Cinematic malaise

Cinematic malaise

Posted by Sean Stangland on Fri, 11/20/2009 - 22:13

The biggest movie of the year just opened and is playing not five minutes from my apartment, and here I am, sitting at home, alone, watching a Monty Python documentary on demand. Such a thing would have been unthinkable just a year ago, being a huge film fan and a hopeless victim of pop culture.

But these days, I'm finding it hard to care.

Hard to care about paying for a film I'll be able to rent on DVD in fewer than six months. Hard to care about paying for a film I could, in theory, download off the Internet right now. Hard to care about a movie that is certainly not for me. Hard to care about paying $10 to sit in a hot, crowded theater full of inconsiderate people with their cell phones turned on and their mouths permanently agape.

But that's a personal feeling, not something indicative of the public's feelings writ large. We've been hearing for years that the movie theater experience is becoming less and less important, but people are still turning out in record numbers, every single year. "The Twilight Saga: New Moon" shattered the midnight show record set earlier this year by "Harry Potter and the Half-Blood Prince," and the L.A. Times reports that the film is on pace for the single biggest day in box office history, beating the record set last year by "The Dark Knight." (I don't think it can beat TDK's total gross, but you never know. For all I know, "New Moon" is "Titanic" with vampires.)

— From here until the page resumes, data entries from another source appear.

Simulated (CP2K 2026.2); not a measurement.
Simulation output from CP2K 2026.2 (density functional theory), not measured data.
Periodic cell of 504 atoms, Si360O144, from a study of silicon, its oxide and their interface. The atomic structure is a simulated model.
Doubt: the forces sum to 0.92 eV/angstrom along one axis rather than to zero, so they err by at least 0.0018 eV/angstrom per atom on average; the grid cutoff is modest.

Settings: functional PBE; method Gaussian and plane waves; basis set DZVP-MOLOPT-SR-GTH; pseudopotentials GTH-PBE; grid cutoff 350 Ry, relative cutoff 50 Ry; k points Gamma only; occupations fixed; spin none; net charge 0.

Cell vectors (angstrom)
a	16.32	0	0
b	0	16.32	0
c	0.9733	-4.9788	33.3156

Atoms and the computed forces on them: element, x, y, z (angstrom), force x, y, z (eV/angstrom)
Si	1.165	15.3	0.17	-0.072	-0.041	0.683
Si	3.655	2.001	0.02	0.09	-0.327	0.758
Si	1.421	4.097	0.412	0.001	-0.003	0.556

So is my problem just with this particular movie? Not really -- my filmgoing in general has dropped off dramatically this year. I have gone to see 28 different movies this year. Of those 28, four were films I was paid to see as a fill-in critic for the Daily Herald, and one was a free AICN screening. So I've only paid to see 23 films this year. (In 2006, for example, I paid to see 49 films. I don't think I'm going to see 26 films in the next six weeks, but you never know.)

Is this a product of age? Of annoyance? Am I becoming a creepy recluse?

That last one might have some merit. It didn't even occur to me -- at least, not until right now -- that I could ask a young lady to accompany me to "New Moon" this weekend. That would seem to be a pretty darn good first date. But alas, I have no game. Even more, I have no thoughts of having any game.

Hmm. And yet I wonder why I feel so lonely, all while playing pinball and watching "Star Trek" for the 11th time ...

Does anyone else share my sense of cinematic malaise?